I’ve spent my life fighting for what I believe in. When I was 32, President Nixon had me arrested. 50 years later I was arrested five times for protesting the government’s inaction on climate change. It’s no secret that I have a history of ruffling feathers in Washington.

Today, support for climate action is unprecedented. The public is voting with the climate in mind, but the people we elect are not. This has led me to reflect on what we need to do to secure meaningful action on climate. Our planet is on fire and our leaders are failing us, so if we can’t change the minds of the people in power, we need to change the people in power. 

It is for that reason that I started Jane Fonda Climate PAC, which is laser-focused on one goal: Do what it takes to defeat fossil fuel supporters and elect climate champions at all levels of government. 

I believe this is the most important thing I will do in my lifetime. 

OUR TEAM

Jane Fonda, Principal

Jane Fonda has famously dedicated her life to activism, most recently mobilizing thousands of people to take action on climate through Fire Drill Fridays, a set of weekly climate demonstrations on Capitol Hill. Her book, What Can I Do? My Path from Climate Despair to Action, equips activists with the tools needed to engage and take action on climate change.

Annie Leonard, Co-Executive Director of Greenpeace USA and creator of The Story of Stuff (organizations listed for identification purposes only).

Annie Leonard is an experienced and prominent climate change leader in the United States. She has a track record of over 30 years of activism and is currently the co-Executive Director of Greenpeace US where she leads a team to inspire and mobilize millions of people to take action to create a more sustainable and just future together.

Note: While Annie is advising Jane on a volunteer basis, Jane’s Climate PAC is independent from Greenpeace and the collaboration it runs with Jane, Fire Drill Fridays.

MISSION

The climate crisis poses unprecedented threats to our communities, our environment, our economy, and our security. It’s not too late to change our course. But it won’t happen as long as oil, gas, and coal companies maintain their stranglehold on American politics. 

In 2020, the fossil fuel industry poured $139 million into our elections. This money has real consequences. Major solutions are stopped cold: the Green New Deal, Build Back Better, clean energy investments, ending billions in tax subsidies to the fossil fuel industry — all because of politicians backed by Big Oil.

Fossil fuel lobbyists and their money control Congress. They block actions with huge donations to politicians from both parties. Jane Fonda Climate PAC will help elect leaders who will rise to the urgency of this moment and stand up to the fossil fuel industry.

Jane Fonda Climate PAC will leverage the donations of those who are climate concerned to counter the outsized influence the fossil fuel industry has on our government. We will make sure politicians who support oil and gas are as afraid for their jobs as we are about the impending climate disaster.

WHY NOW

We have reached a stark turning point. We are no longer just imagining how the world will look in a disrupted climate; we’re seeing and feeling the reality of the crisis every single day as we witness wildfires, heat waves, and floods destroy communities. The most recent IPCC report told us that half of the world population is already in the danger zone, that every fraction of a degree matters, and that every second counts. Scientists tell us we have just eight years left to curtail fossil fuel use and prevent the worst climate outcomes.

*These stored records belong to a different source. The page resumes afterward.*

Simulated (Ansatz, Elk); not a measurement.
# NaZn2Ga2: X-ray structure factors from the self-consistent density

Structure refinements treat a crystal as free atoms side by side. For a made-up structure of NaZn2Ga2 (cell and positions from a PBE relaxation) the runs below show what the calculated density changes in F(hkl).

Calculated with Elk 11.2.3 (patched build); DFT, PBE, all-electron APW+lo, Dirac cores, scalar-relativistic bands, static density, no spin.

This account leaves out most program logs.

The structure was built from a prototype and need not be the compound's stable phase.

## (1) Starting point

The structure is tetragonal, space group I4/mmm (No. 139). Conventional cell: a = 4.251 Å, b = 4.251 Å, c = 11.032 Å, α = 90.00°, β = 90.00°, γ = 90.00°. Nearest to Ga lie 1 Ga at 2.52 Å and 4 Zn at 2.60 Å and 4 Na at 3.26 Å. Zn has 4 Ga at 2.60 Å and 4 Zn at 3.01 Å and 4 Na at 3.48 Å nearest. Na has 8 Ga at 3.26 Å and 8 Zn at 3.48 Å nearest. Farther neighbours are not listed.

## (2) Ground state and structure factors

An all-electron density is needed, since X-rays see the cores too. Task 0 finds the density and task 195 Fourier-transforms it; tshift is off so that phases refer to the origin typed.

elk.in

It’s not too late to change our course. But it won’t happen as long as oil, gas, and coal companies maintain their stranglehold on American politics.

We have to cut our fossil fuel emissions in half in the next eight years to avoid complete climate disaster. That means we have just four election cycles to elect politicians who will stand up to the fossil fuel industry and fight for the future of our planet.

It’s not too late to make a change, but we need to act right away. We are going to target candidates and elected officials who are protecting fossil fuels instead of protecting people and the planet.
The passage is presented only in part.